A brief opening rally by oil and oil-service stocks quickly unraveled Wednesday, tugged lower by more losses in the broader equities market and feint support from commodities.
Investors initially swooped into the sector to pick up a few bargains in the wake of Tuesday's steep declines. But momentum quickly swung to the negative, sending the Amex Oil Index 0.7% lower to 870.1 points. The index dropped 6.4% on Tuesday.
Crude-oil prices were offering little support. The March futures contract was up 24 cents to $35.17 a barrel on the New York Mercantile Exchange, but that did little to blunt the impact of the previous session's steep 7% decline. See Futures Movers.
Exxon Mobil was among the few gainers, up 91 cents, or 1.2%, at $72.20 a share. No. 2 Chevron Corp. was ahead 15 cents, or 0.2%, at $66.33.

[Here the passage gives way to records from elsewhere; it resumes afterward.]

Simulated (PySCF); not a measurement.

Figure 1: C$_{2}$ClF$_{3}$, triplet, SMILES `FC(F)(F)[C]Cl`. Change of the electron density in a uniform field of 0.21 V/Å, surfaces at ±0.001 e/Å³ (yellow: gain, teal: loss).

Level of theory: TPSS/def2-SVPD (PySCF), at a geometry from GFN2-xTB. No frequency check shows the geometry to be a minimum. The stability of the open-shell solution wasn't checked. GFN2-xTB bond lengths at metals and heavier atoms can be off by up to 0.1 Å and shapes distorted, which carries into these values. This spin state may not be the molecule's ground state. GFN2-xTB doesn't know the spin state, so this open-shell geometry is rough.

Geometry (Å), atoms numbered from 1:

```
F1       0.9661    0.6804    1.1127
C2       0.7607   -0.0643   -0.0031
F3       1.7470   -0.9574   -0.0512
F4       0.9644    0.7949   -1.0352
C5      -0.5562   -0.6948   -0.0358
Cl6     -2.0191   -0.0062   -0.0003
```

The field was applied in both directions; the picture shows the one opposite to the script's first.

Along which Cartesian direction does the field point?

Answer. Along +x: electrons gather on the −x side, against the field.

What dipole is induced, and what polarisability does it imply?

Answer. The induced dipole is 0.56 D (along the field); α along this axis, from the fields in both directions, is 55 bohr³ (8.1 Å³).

Valero Energy Corp. , the nation's biggest independent refiner, was lagging the group, down 2.8% at $21.48 a share. The company is reportedly struggling with an unscheduled outage at the coker unit at its Delaware City refinery. But, like all refiners, Valero is also struggling with declining energy demand and swelling inventories as the economy grinds ever slower.
The Philadelphia Oil Services Index was also slightly lower, down 0.2% at 119.2 points, with eight of its 15 components declining.
The Amex Natural Gas Index was the sector laggard, down 2.6% at 351.6 points. Ultra Petroleum Corp. was leading percentage decliners in the group, down 9.4% at $33.55 a share.
Chesapeake Energy , the nation's biggest natural gas producer, was off 5.2% at $16.23 a share. The company reported after Tuesday's closing bell a fourth-quarter loss of $866 million, or $1.51 a share. Adjusted earnings showed per-share earnings of 73 cents, 2 cents shy of the 75 cents Wall Street had been looking for.